Sales pick up emergency services by the shirtsleeves
Staff Writer
There’s an item so coveted by firefighters that, though they are weary from a day cutting lines and inhaling smoke, it will lead them to jump off a crew bus and, forsaking all else, jockey in long lines to attain it. It’s a T-shirt.
New Castle Alpine Bank branch manager and Lions Club member Judy Shaffer learned this summer just how valuable a T-shirt can be. Sales of Spring Creek Fire T-shirts gave a big boost to local fire and ambulance services.
“I got a call in early July from the marketing department at Alpine Bank,” she said. “They’d heard that Joe Hartman, the incident base commander for the Spring Creek Fire outside New Castle, was trying to get some T-shirts made up for his crew. They wanted me to find out more about that.”
Hartman told her that firefighters like to take a memento home after working a big fire.
“They want to be able to take something away from the incident to remind them of where they were,” she said. “Over a season, they accumulate a T-shirt for each fire they fight. It’s not exactly a trophy, but in some ways it is.”
That trophy isn’t just for out-of-town firefighters. Local firefighters are just as fanatical about showing they were a part of the fire – and for good reason.
“The Burning Mountains Fire District, other local firefighters, and local police did an outstanding job,” said New Castle Lions Club member Harry Garner. “They were such an important part of the overall effort.”
To acknowledge that effort, residents near a fire often design and sell a wildfire T-shirt. Firefighters and locals purchase the shirts, and profits go back to the community.
The T-shirts were a good way to help buoy spirits – and fill local emergency service coffers with needed funds. Shaffer quickly contacted Carbondale screenprinter Doug Tucker, and put the word out for T-shirt art designers.

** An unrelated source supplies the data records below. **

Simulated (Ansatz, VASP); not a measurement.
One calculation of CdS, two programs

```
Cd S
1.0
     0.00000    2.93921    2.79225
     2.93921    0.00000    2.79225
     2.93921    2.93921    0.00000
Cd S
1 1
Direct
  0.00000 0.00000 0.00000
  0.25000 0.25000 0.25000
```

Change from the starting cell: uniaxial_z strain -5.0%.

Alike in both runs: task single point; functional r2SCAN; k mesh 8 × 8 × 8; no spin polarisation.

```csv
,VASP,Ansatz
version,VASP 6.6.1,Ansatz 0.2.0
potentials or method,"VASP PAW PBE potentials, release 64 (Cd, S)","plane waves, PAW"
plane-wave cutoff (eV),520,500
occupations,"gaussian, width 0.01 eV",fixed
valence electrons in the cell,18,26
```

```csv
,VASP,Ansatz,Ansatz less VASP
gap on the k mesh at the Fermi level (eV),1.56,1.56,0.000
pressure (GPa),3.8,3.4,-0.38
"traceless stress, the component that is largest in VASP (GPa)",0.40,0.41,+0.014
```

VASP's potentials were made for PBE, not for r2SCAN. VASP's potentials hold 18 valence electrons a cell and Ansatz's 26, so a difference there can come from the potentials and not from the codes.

Firefighter Dan Bean, of Maine, was injured early in the Spring Creek Fire and was laid up at base camp in New Castle. His drawing of the steep canyon up East Elk Creek where the Spring Creek Fire was raging was selected, and Tucker started printing shirts to be sold for $12 each.
“Joe told us that we should order between 400 and 500 shirts,” Shaffer said. “We were conservative and only ordered 250. We took the first batch by base camp, and the word went out among the firefighters that the shirts were available.
“Firefighters coming back from the fire with soot all over their faces were forgoing a hot shower and a good meal and coming straight to us to buy their shirts. We sold out in two hours!” she said.
Garner was struck by the sense of community he saw among the firefighters.
“They bought shirts for themselves, but also for other firefighters,” he said. “It seemed like a lot of them had young kids, so we had some children’s sizes made up for them.”
Garner, also a Red Cross volunteer, also worked the shelters at the Coal Seam and Panorama fires.
“It was very rewarding,” he said. “I’d see these kids – to me – come down from these fires completely exhausted, rest for a few hours, and be ready to go right back up again. They are pretty amazing.”
For the next month, Shaffer, Garner and fellow Lions Club members, including Larry Borgard, Sharon Owens, Jeanne Casey and Neva Hiscock, continued ordering, printing and selling shirts.
Garner said Garfield County Sheriff Tom Dalessandri and his son sold shirts while checking on the Spring Creek base camp every evening. Firefighters bought anywhere from one to six, and townspeople purchased them too. By the end of the summer, out of 600 shirts, and all but 20 had sold, generating $2,500 in revenue for Silt Ambulance and Burning Mountains Fire District.
Monday evening, representatives from Alpine Bank and the local Lions Club presented a check for $1,250 to Burning Mountains Fire District chief David Yowell. Jim Shrull of Silt Ambulance received a check for the same amount last month.
“We were definitely happy,” said Shrull of the T-shirt windfall. “It kind of shocked us. We can always use more money.”